- Disney’s proxy battle is expected to cost the company and rival hedge funds at least $70 million.
- Retail investors make up a big chunk of Disney shareholders, and it’s expensive to reach them.
- The outcome of the shareholder vote could change Disney’s direction, but its impact is still unclear.
This week’s big Disney shareholder vote is supposed to be a seismic event — a referendum on the future of one of the world’s most important entertainment companies.
Maybe!
But we can definitively say that the Disney proxy battle, which concludes on Wednesday, has been a nice boost for a collection of consultants and media companies.
That’s because Disney and the hedge funds battling for seats on the company’s board of directors are expected to spend some $70 million to wrangle votes over the course of the campaign.
That’s a record for a proxy fight, and it’s in large part because of the unique nature of Disney’s shareholder base: As The New York Times pointed out, nearly 40% of Disney shares are owned by individual investors, as opposed to big funds like Vanguard.
So that means Disney and its rivals — Nelson Peltz’s Trian Partners, as well as Blackwells Capital — have to work hard to wrangle each vote for this week’s election, just like with a traditional political campaign.
That money gets spent on all kinds of stuff: “proxy solicitors” like Okapi Partners who engineer get-out-the-vote efforts; custom websites laying out the sides’ arguments; and even ads in consumer media — like, for instance, Business Insider’s daily email newsletter, which features a pro-Disney ad in Monday’s edition.

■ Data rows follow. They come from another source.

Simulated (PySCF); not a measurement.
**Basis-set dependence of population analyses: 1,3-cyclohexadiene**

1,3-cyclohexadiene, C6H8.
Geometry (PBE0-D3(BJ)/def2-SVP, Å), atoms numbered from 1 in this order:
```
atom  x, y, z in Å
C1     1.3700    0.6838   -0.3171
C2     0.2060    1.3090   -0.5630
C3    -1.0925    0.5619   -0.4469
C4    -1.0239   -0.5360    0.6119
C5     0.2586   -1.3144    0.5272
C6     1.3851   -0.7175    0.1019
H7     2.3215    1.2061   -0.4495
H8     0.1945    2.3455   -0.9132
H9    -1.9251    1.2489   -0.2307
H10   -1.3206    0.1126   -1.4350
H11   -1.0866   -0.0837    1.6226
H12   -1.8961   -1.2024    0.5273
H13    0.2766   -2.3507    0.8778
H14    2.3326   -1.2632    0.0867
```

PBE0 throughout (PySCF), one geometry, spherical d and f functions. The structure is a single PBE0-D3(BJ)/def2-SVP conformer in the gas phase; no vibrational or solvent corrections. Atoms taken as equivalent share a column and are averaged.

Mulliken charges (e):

Again, it’s entirely unclear what will happen to Disney if Trian or Blackwells win their campaigns — simply getting some of their reps on Disney’s board doesn’t necessarily mean that Disney CEO Bob Iger will run the company any differently.
But Iger and his lieutenants are taking the vote very seriously, and so are their opponents, and that means money for lots of other people in the meantime.